They can’t read very well, but they hate carbon emissions

Schools constantly complain about the pressure to meet actual academic standards, but they somehow always find time to beat the children over the heads with social or political issues — and always from the point of view of the Lefter side of the political spectrum:

Third-grade teacher Debbie Robles made her acting debut before a packed auditorium of youngsters at Rancho Elementary School in Novato. She bombed.

Playing the villain in a school assembly Wednesday aimed at educating the students about global warming, Robles – dressed in a witch’s black attire and prancing around the auditorium as “Queen Carbon” – drew the biggest response from more than 500 students who attended two “Curb Your Carbon” assemblies.

“My own daughter Hannah asked me, ‘Do you have to be my mother today?'” Robles said.

Teachers, parents and volunteers helped organize the assemblies and participated in the skits to help raise awareness about global warming and what people can do about it – exchanging traditional light bulbs for compact fluorescent bulbs, for example.

School officials distributed more than 500 CFLs last week.

On Friday, Rancho students will be given bilingual “Cancel-a-Car” coupon books filled with ways they can fight global warming.

Once the coupons are returned to school, teachers will track what conservation efforts are made and the date. Teachers will help monitor the progress. As the carbon reduction increases, images of cars will be crossed out on a giant poster kept at school.

Another Novato school, Lu Sutton, joined the program last month, bringing to eight the number of Marin schools that have introduced the program that began earlier this year at Bacich Elementary and Kent Middle schools in Kentfield.

The program is being financed by a $200,00 donation from the Earth Day Every Day Fund of the Marin Community Foundation. Three nonprofits, the Marin Conservation Corps, Strategic Energy Innovations and Cool the Earth are implementing the program and hope to introduce it to 25 Marin schools by the end of the year.

Even if I accepted the urgency of this whole Climate Change shtick, which you know I don’t, I would still find irksome the time wasting in which the schools routinely engage, pursuing any agenda other than the Three Rs. How about if they put a temporary stop to all the preaching and go back to the good old-fashioned teaching, with an emphasis on reading, writing and arithmetic.

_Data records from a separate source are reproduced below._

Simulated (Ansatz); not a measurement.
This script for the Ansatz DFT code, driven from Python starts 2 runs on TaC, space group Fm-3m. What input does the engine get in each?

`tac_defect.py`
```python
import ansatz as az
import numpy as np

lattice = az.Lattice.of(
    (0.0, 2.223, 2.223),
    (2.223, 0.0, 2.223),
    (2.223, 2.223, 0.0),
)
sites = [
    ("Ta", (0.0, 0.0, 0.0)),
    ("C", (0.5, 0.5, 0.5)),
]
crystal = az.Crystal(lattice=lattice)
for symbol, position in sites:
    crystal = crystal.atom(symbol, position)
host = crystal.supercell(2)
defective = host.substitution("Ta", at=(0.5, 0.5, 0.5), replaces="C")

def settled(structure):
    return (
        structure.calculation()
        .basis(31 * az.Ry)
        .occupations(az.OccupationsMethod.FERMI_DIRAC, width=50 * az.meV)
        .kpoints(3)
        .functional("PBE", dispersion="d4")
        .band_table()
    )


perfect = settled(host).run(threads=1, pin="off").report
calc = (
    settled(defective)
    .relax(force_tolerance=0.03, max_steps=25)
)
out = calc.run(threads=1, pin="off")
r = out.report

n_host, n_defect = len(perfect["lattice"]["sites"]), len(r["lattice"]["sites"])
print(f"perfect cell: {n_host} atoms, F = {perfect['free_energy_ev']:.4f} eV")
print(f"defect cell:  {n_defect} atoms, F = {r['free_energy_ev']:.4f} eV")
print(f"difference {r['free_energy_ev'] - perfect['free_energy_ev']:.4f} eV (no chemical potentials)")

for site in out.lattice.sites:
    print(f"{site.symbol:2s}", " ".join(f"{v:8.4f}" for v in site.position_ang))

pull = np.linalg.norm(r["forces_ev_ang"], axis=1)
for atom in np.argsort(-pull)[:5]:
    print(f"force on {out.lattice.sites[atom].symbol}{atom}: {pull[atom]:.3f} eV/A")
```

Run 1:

Of course, after spending hours perusing the appalling document that our local school board prepared — with the help of teachers — to establish teaching goals for the next few years, I’m slowly coming to the conclusion that schools spend a lot of time not teaching because of the teacher’s and administrator’s own educational deficits, deficits that don’t appear so much in math, but that reveal themselves in reading and writing. At our local schools, the faculty are very well-intentioned and committed to their jobs, and they manage to churn out high test scores by sticking closely to the prepared curriculum but, with some sterling exceptions (and my kids are lucky enough to have those exceptions this year), they are an ill-informed crew.

UPDATE:  Thanks to Ophi for helping me find what was manifestly a late night typo.  Making typos, however, is distinguishable from obscure or semi-illiterate writing, filled with cant, jargon and buzzwords, and impossible sentence construction, all aimed at concealing meaning (or the lack of meaning).